Updated: 2012-08-27 13:24
By Mike Peters (China Daily)
There is a trio of Middle Eastern restaurants on Beijing's Gongti Beilu strip near the Sanlitun village, and it can be tough to choose among them.
Since I'm convinced that I was Persian in a previous life, Rumi delights my heart with its lean grilled lamb, savory stews and alabaster elegance. At the other end, 1001 Nights can be charming and offers better food than you usually get at a belly-dancing parlor.
But my feet most often take me to Turkish Mum, the cozy eatery in the middle. The service is super-friendly, there's a nice selection of wine, and the food combines the pleasure of home cooking with enough presentation panache to make it a dining out experience well worth the reasonable prices.
Lentil soup is the can't-miss starter, even if you're eating outside on the pleasant street-side patio.
A selection of appetizers - including a 48-yuan ($8) combo with hummus, pickles and a nicely tart tabbouleh - gives you cooler options before sinking your teeth into an entree. Salads are fresh and intriguing, including the coban salad of cubed cucumbers, tomatoes, onions and fresh pepper and a shirazi salad with similar ingredients but a lemony bite.

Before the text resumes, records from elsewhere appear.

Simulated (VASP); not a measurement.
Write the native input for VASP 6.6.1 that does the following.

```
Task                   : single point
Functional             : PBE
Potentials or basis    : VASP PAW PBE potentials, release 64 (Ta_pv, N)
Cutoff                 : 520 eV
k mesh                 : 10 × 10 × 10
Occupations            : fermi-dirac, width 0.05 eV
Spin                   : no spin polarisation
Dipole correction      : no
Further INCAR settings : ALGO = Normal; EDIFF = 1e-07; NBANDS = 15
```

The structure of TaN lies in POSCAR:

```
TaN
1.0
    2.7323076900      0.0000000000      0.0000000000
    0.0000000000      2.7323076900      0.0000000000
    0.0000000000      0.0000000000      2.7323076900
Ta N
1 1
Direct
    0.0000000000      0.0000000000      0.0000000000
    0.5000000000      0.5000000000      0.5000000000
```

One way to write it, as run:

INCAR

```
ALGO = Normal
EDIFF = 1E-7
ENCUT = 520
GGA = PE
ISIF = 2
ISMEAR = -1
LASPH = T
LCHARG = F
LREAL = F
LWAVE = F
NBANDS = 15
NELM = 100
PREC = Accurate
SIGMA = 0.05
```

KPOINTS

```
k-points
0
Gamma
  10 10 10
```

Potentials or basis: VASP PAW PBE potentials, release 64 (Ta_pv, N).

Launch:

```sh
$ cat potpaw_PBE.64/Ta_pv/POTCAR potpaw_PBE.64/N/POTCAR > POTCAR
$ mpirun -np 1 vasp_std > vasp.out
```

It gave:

Miss Ning, the cheery manager, offers plenty of choices when you are ready for a main. As you'd expect, there are plenty of kebabs - grilled chunks of lamb with come-hither hints of lemon and yoghurt marinade, or the pleasant and reliable adana with its two long strips of pressed ground beef, beautifully seasoned and very filling with sides of rice and grilled peppers.
Other meat-on-a-stick platters feature chicken or fish with various side dishes.
For an occasional change from kebabery, we like the tiny dumplings that the kitchen fills with savory meat and sets adrift on a big platter of sour cream dressing dusted with paprika. It's enough for two to share as a light meal with a couple of salads.
There is also Sultan's Delight, a stew of lamb and pureed eggplant that must be sensory torture for the chefs who cook it long and slow before serving it to other people.
The kitchen also makes a lovely version of fesenjen, an aromatic stew of chicken, walnuts and pomegranate that's home-style if you have a Persian mum, but tedious to do in your own kitchen because the walnuts need a lot of attention during the slow-cooking, or they turn oily.
In the hands of Turkish Mum chefs, it's out of this world.
Roasted options for mains include the popular sea bass and a half chicken served with chickpea rice - all simply but consistently prepared in hearty portions.
Finish the night with a sweet-smoking hookah if you like. Of course there is robust coffee and sweet Turkish pastries - the baklava is fine, but give other choices an eyeball before you decide.